I just got back from the gym. I had a training session that went pretty well. It was legs, which is usually really tough. Since my legs are the weakest part of my body, my work out was tough. It gets sort of embarassing when my trainer asks me to do a certain exercise and my legs start shaking uncontrollable. I do wish that I had a little more strength in my legs so that I wouldn't have to deal with my legs shaking like that. It's obvious that my muscles need a lot more work.
The workout went pretty well, which was great. I did struggle quite a bit, but was able to push through and complete all of the exercises. I can definitely sense changes within myself while I have been doing these sessions and while I've been exercising on my own, but I wish that changes happened sooner. Hell, I wish that I could wake up in the morning and have the exact body that I want. I have to work at it, though. The most unfortunate part of it all is that it takes such an extravagant amount of time and work. It's not like I can just dedicate all of my time every day to exercise. It's sort of unfortunate, honestly.
I have been working really hard on my body strength. Every day, I've exercised for at least 20 minutes. I'm so glad that I have stuck to this change in my life. It would have been so easy for me to have given up and stopped all of this, especially after all of the frustration from the inability to continue running. I am SO frustrated that I haven't been able to run lately. So. Frustrated. Actually, to the point that it feels like all I ever talk about in this blog is my sprained ankle, wah wah wah. I could have just given up and spent my time laying around, but I haven't. I'm glad with the changes that I have made. I'm also glad that I'm healing a little bit. I'm so looking forward to getting out there and running regularly again.

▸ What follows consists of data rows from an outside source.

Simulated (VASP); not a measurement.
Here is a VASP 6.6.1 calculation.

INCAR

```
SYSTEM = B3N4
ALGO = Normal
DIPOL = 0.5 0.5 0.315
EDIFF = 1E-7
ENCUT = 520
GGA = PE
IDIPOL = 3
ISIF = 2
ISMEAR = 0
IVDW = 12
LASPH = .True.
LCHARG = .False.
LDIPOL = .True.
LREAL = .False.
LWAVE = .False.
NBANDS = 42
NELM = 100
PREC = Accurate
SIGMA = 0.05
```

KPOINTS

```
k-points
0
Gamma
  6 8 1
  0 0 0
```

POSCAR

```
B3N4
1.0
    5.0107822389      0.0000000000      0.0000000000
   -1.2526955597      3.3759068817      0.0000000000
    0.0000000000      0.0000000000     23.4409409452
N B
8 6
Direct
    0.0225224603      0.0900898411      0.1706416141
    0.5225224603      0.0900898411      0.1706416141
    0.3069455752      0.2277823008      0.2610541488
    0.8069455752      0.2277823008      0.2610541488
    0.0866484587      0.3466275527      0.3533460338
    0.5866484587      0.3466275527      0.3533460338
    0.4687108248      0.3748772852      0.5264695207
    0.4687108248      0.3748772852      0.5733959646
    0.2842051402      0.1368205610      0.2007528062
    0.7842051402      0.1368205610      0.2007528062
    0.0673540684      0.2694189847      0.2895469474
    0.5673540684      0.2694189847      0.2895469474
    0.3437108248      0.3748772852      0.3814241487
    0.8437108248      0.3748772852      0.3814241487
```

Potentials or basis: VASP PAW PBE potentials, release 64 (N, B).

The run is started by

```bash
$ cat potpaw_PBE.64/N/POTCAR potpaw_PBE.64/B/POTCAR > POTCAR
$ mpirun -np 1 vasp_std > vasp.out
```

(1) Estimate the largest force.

I'm definitely working on my time management skills. Today is a prime example. I've been trying to find ways to use every free minute to it's fullest extent. Today, I got up, read some news online while I got dressed, then went to work. I was scheduled until 5:15, but was able to get done about 30 minutes early, so I got to hurry home for my training session. I got home, got dressed, and left within just a little bit of time. I was a little late to my training session, which I was disappointed in, but I'm at least fortunate that I got there and got to work out. Like I said before, my legs were literally shaking at the end of the work out. I know that means that I'm pushing my boundaries and I KNOW that's positive. It's just really tough sometimes, because I want to see changes in me, but they are coming slowly. I'm possibly one of the most impatient people that I know. Quite possibly. I just wish I could have a few extra hours in the day in order to effectively manage my time, in order to reach more of my goals.
I feel that I'm a goal oriented person. Today, though, I've wondered if I've set my sights too high. Maybe my goals are unreachable. Goodness, I hope not. I want to be athletic. I want to run more marathons. I want to be Boston Qualified. I dream of being a certified SCUBA diver, a triathlete, maybe a personal trainer. I want to write novels, to be a professor, to make a difference. I want to organize events for epilepsy awareness.
I hope that one day I can reach all of these goals and more. I want to make a difference in the world. That had been my dream for my entire life. I know that I can reach it. I just have to continue to push myself as hard as I can. There is no option. If I do my best, work my hardest, there is no option but success... at least at some point in the future.